As soon as one speaks of a translation, he must use different terms. Paul was infallibly inspired as he wrote his epistle to the Ephesians. However, no translation of Paul’s epistle is an infallible translation. The words Paul wrote were exactly the words the Spirit intended. No translator is similarly moved by the Spirit so that he could claim that the words he used were the exact words the Spirit gave him infallibly.

Anyone who studies a foreign language knows the difficulty of translating from one language to another. The translator struggles to be faithful to the original language—to convey the words, the thought, the meaning accurately. This is hard work, and judgments constantly must be made as to the best word, and the proper phrasing.

There is no such thing as an inspired translation, an infallible translation. Nonetheless, the question must be faced as to whether a translation is faithful to the original language or not. Clearly, one translation can be more faithful to the original than another.
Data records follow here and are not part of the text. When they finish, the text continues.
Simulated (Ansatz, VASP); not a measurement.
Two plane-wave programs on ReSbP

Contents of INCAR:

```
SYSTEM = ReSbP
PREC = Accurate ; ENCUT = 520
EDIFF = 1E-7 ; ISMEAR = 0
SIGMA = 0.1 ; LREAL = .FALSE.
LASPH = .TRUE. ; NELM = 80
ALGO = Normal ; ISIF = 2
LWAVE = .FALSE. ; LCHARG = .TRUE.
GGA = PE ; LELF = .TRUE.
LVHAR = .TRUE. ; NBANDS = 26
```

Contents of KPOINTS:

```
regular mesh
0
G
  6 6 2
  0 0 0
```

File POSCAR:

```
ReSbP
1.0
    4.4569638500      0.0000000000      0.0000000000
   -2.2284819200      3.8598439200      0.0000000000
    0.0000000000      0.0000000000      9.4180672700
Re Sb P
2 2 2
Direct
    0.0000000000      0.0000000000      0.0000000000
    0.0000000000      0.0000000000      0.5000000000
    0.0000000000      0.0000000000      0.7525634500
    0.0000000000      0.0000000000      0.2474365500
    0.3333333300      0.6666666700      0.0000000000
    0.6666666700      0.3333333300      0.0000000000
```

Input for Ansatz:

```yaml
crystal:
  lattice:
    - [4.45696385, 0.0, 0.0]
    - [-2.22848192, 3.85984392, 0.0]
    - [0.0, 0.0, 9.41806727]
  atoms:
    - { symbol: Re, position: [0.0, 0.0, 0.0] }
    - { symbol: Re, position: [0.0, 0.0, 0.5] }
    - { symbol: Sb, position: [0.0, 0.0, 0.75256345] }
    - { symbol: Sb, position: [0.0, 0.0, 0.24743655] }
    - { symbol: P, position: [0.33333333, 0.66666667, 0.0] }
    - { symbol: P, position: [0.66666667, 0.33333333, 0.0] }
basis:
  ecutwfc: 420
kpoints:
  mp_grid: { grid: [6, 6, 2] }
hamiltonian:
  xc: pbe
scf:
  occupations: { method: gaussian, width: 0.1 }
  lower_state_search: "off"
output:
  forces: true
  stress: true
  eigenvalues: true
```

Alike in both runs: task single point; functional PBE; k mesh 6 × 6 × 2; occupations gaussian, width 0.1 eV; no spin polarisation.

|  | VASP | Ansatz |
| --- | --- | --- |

In fact, the first and most important characteristic of a good translation is faithfulness to the original. The translation that is not characterized by faithfulness must be rejected. The conference celebrating the KJV will demonstrate how God providentially gave to the English-speaking portion of His church a faithful translation of the Bible.

Second, the language of a translation must be fitting. It is, after all, the Word of God—the divine Word in human speech. It conveys to us infinite, eternal, glorious, heavenly truths—about God, His Son, salvation, the church, the new heavens and earth. Thus the language to convey that to the English reader must be fitting and appropriate. We are convinced that the language of the KJV is proper language, conveying awe and reverence. It is eminently suited to worship, for singing praises to God, for confession, and for preaching.

Third, a good translation ought to be characterized by beauty. It is particularly difficult, in the work of translating, to bring out the beauty of the original. Translations can be choppy, wooden, and colorless, and thus difficult and even unpleasant to read. On this matter, there will be differences of opinion according to personal taste. At the same time, there are classics in literature that virtually all scholars agree are quality literature. The KJV is one such work. It is a recognized, acknowledged work of superior style. It is studied in university classes as good literature. As Martin Luther’s translation shaped the German language, so has the KJV shaped the English language.

With that high view of this English translation of God’s Word, we will come together to celebrate 400 years with the KJV. You, dear reader, are cordially invited to join us. You will have several opportunities, the Lord willing. Plans are to hold the seminary conference September 16 and 17 (Friday night and Saturday morning) in the church building of the Byron Center Christian Reformed Church (the site of the Calvin Conference in 2009). Prior to that, these speeches will be delivered at an officebearers’ conference in Peace Protestant Reformed Church in Lansing, IL. That is scheduled for September 6, and all are welcome to attend. Finally, plans are being made to hold a conference in NW Iowa in October. More details will be forthcoming.

I am convinced that attendance will be profitable. You will have opportunity to learn something of the history—the marvelous providence of God that produced the KJV. Direct comparisons will be presented between the KJV and modern English translations. And attendees will learn the continued significance and use of the KJV in the church today.

Above all, come to thank God for His marvelous gift—His Word in our language.